That move, which took effect July 2, will cost all pension plans a combined total of 3 billion pounds ($5 billion); companies that have defined benefit plans would have
to make up any shortfall to cover their commitments to retirees.
"It is possible the budget could be the nail in the coffin for final salary schemes. It will certainly accelerate the trend toward companies adopting money purchase arrangements," said Carol Woodley, a partner who leads the pensions practice in London at financial consultants Arthur Andersen.
Arthur Andersen surveyed 56 companies, most of them major publicly traded companies, and 80% of respondents said they would review the structure of their pension plans because of the tax-credit elimination.
Two-thirds of the 56 respondents said that the changes would trigger a move toward money purchase-or defined contribution-plans.
In its survey a year ago, after the 1995 Pension Act was in place, only 20% of companies said they were planning to review their pension arrangements.
The National Assn. of Pension Funds has attacked the loss of the ACT credits for pension funds. Chairman Peter Murray called it the "biggest attack on pension provision" since World War II and said it would not only affect companies, but also millions of people.
"There can be few worse examples of short-termism than raiding people's long-term retirement savings in order to finance today's government expenditure," he added.

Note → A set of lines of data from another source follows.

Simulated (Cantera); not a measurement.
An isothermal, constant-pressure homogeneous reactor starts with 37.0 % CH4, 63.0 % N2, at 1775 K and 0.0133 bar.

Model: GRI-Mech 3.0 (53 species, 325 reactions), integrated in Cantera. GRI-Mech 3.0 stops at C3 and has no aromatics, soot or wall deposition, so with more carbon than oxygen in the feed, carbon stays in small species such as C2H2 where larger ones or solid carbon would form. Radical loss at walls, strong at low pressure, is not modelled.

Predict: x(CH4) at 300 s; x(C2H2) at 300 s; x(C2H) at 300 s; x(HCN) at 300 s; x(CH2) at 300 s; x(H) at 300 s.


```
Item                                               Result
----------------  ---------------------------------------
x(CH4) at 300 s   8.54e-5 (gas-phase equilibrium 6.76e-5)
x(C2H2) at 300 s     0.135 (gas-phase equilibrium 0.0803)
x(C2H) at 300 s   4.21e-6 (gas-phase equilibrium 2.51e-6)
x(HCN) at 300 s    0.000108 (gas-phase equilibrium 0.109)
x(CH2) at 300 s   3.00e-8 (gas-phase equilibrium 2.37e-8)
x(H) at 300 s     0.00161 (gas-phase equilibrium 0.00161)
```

Another major pension event was the government's announcement earlier this month of plans to reform the pension sector, primarily by introducing a "stakeholder" group pension in the private sector as a compulsory addition to the basic state pension. The stakehold pension programs would be targeted toward those who have neither an employer-sponsored plan nor an individual private pension.
As Secretary of State for Social Security Harriet Harman acknowledged when she unveiled the wide-ranging pensions review earlier this month, the "formidable challenge" includes raising public awareness of pensions, improving the level of financial education so people understand the importance of saving for retirement, and overcoming their wariness about private pensions in light of ongoing problems with getting compensation for millions of British people wrongly advised from 1988 to 1994 to switch to underperforming private pensions from company pension plans (BI, Oct. 10, 1994).
Given that the government has allowed interested parties until the end of October to submit to the Department of Social Security their views on the pension review, details of the stakeholder pension still are widely undecided. Final proposals are expected to be published in early 1998. Parliament would have to approve the proposals, and legislation is expected to be enacted within five years, while the current Parliament is seated.
All Ms. Harman has said is that the stakeholder pensions will offer "secure, flexible and value-for-money second pensions for those who cannot join an employer's occupational scheme, whose pay is low or intermittent, and for whom personal pensions are usually unsuitable."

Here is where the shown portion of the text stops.